On Writing: How Stephen King Got Started As a Writer


“Reading has always been an important part of my success and happiness. I am not unusual in that regard. Most of the most accomplished men and women of our time credit a good part of their success to reading.” – Mark Ford

A Confidence Booster From the King

“Long live the King,” hailed Entertainment Weekly when this book was published in 2000. No, not that King (although I think every American should make a pilgrimage to Graceland). Stephen King, the master storyteller from Bangor, Maine. Author of Carrie and Salem’s Lot (both written in the laundry room of a rented trailer), plus 47 other books that have sold over 350 million copies. I snatched up King’s On Writing a few years ago on a recommendation from John Forde. I devoured it in one sitting and took notes on almost all 297 pages.

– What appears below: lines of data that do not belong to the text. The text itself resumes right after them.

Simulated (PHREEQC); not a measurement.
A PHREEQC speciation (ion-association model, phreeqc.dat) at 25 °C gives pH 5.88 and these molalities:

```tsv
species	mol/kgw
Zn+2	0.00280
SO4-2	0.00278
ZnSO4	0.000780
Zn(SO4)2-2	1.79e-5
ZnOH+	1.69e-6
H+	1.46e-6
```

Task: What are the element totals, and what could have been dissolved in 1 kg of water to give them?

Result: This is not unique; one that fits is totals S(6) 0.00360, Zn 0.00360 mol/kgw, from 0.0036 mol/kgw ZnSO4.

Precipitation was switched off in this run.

On Writing is King’s revealing inside look at how he got started as a writer, what inspires him, and how he developed his style. More than anything, it’s a book about passion for the craft of writing. I read On Writing a few years ago when I was just getting started as a Barefoot Writer. It inspired me and motivated me like no other book has. It made me laugh and it made me cry. Above all, it gave me the confidence that I could be a successful writer.

When I read the last page, closed the book, and lodged it in a place of importance on my office bookshelf, I finally started calling myself a writer. I’ve never looked back, and I owe a debt of gratitude to Stephen King. Wherever you are on your journey to the writer’s life, check out On Writing or the harder-to-find companion book, Secret Windows. You may just get a push from the King like I did.

Lessons From a Master Writer …

Even though he’s a bestselling fiction author and you and I are copywriters, you’ll find a lot of common ground and practical ideas to implement. To tell you the truth, I’m not even a fan of Stephen King. This is the only book of his I’ve ever read. But I learned three important things that I use every day in my writing routine:

  1. Establish a clear-cut writing schedule. For King, mornings are prime writing time. His goal is to write about 10 pages per day, about 2,000 words. That’s about a million words in a year and a half. Not bad. His afternoons are for naps and letters, and evenings are for reading, family, and revisions that can’t wait (and Red Sox games on TV). I like his evening schedule, but I skip the naps and letters, and my goal is five pages by 8 a.m. (about 1,250 words in the font size I use) and anything I can get after that. For me, it’s all a labor of love. What is your daily schedule? Share with me in the comments below.
  2. Keep vocabulary and grammar simple and the style conversational. Hey, could this guy be a closet copywriter? King says to avoid the passive tense, get rid of adverbs, use short paragraphs and lots of white space, and keep it all tight.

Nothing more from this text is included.